Our Team.

Meet our team at Women’s Voices Now, where we believe in the power of film to drive positive social change that advances women’s and girls’ rights globally.

Lupita

2020
Monica Wise Robles

Heidi Basch-Harod

Executive Director

Heidi Basch-Harod is the executive director of Women’s Voices Now (WVN), a Los Angeles-based non-profit organization that uses film to drive positive social change to advance girls’ and women’s rights globally. Heidi is responsible for the vision, strategy, and international fundraising efforts that sustain and grow WVN’s programs, locally and globally. Heidi brings her experience in international human rights advocacy from her work with Tibetan Nuns Project; the Tom Lantos Human Rights Commission of the U.S. Congress, and the Palestine-Israel Journal. In 2021, she received a Daytime Emmy as a producer of the “Girls’ Voices Now” series, in collaboration with Here Media.


She is a scholar of the modern history of the Middle East and North Africa, specializing in women’s rights movements of the region. She is a published author, both in print and online.


For over 10 years, Heidi has worked with youth, ages 12-24, teaching empowerment workshops through Women’s Voices Now and the Girls’ Voices Now program. She is a Holocaust educator who works within the Jewish community and is regularly invited to speak at public middle and high schools throughout Los Angeles to teach about antisemitism, other forms of racism and bigotry, and the power of film to make social change.

Contact Heidi: [email protected] 

Soizic Pelladeau

Development Director

Soizic is responsible for leading fundraising efforts, including grant writing, individual donations and corporate sponsors. Soizic also oversees evaluation, monitoring and reporting across programs, and assists with strategic planning.

Soizic brings with her extensive experience in gender-specific program design and evaluation. While getting her master’s degree in International Development and Political Science, she worked for Women’s Worldwide Web in Paris, and then for the Division for Gender Equality at UNESCO for two years, where she supervised and updated monitoring & evaluation processes. In Los Angeles, Soizic worked as a Program Officer for the Cultural Services of the French Embassy from 2016 to 2018 before joining Women’s Voices Now. Soizic occasionally consults for UN Women, assisting with evaluation and performance analyses of UN agencies’ efforts to promote gender equality.
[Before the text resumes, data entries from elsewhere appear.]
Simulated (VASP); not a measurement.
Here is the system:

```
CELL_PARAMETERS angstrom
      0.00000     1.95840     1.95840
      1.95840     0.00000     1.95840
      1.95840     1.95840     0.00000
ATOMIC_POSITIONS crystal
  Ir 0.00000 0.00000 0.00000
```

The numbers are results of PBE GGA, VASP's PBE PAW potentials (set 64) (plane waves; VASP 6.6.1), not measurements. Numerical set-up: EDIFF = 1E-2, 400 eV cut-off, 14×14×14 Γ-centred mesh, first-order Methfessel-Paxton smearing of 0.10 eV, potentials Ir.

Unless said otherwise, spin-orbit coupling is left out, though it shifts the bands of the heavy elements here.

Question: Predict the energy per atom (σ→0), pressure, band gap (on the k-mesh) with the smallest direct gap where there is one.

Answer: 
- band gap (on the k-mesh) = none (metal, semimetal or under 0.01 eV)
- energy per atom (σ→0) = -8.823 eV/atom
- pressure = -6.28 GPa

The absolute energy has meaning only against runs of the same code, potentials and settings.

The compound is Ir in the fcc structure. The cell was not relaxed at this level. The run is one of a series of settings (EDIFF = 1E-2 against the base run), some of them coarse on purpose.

Contact Soizic: [email protected]

Chelsea Byers - Programs and Partnerships Manager Women's Voices Now

Chelsea Byers

Programs & Partnerships Director

Chelsea is responsible for managing WVN programs, and leads partnership development and community outreach efforts both locally and internationally, on behalf of WVN.

Chelsea comes to WVN with a background in creative change making, organizing, and advocacy. A passionate activist on issues regarding gender and sexual-based violence, Chelsea successfully campaigned to overturn California’s statute of limitations on rape and sexual assault in 2017 and co-organized the first #MeToo Survivors March in Los Angeles

Chelsea is part of the Beautiful Trouble collective, where she facilitates resources development and content creation for an online toolbox that supports organizers and activists around the globe. She has organized countless campaigns and demonstrations for social justice, held vigils for political prisoners and whistleblowers, and earned media for stunts, pranks, and creative disruptions, alongside some of the most innovative and strategic nonviolent activists working in social movements.

Contact Chelsea: [email protected] 

Gabriela Grant - Women's Voices Now Development Coordinator

Gabriela Grant

Development Coordinator

As Development Coordinator, Gabriela contributes to developing and implementing Women’s Voices Now fundraising activities and strategy.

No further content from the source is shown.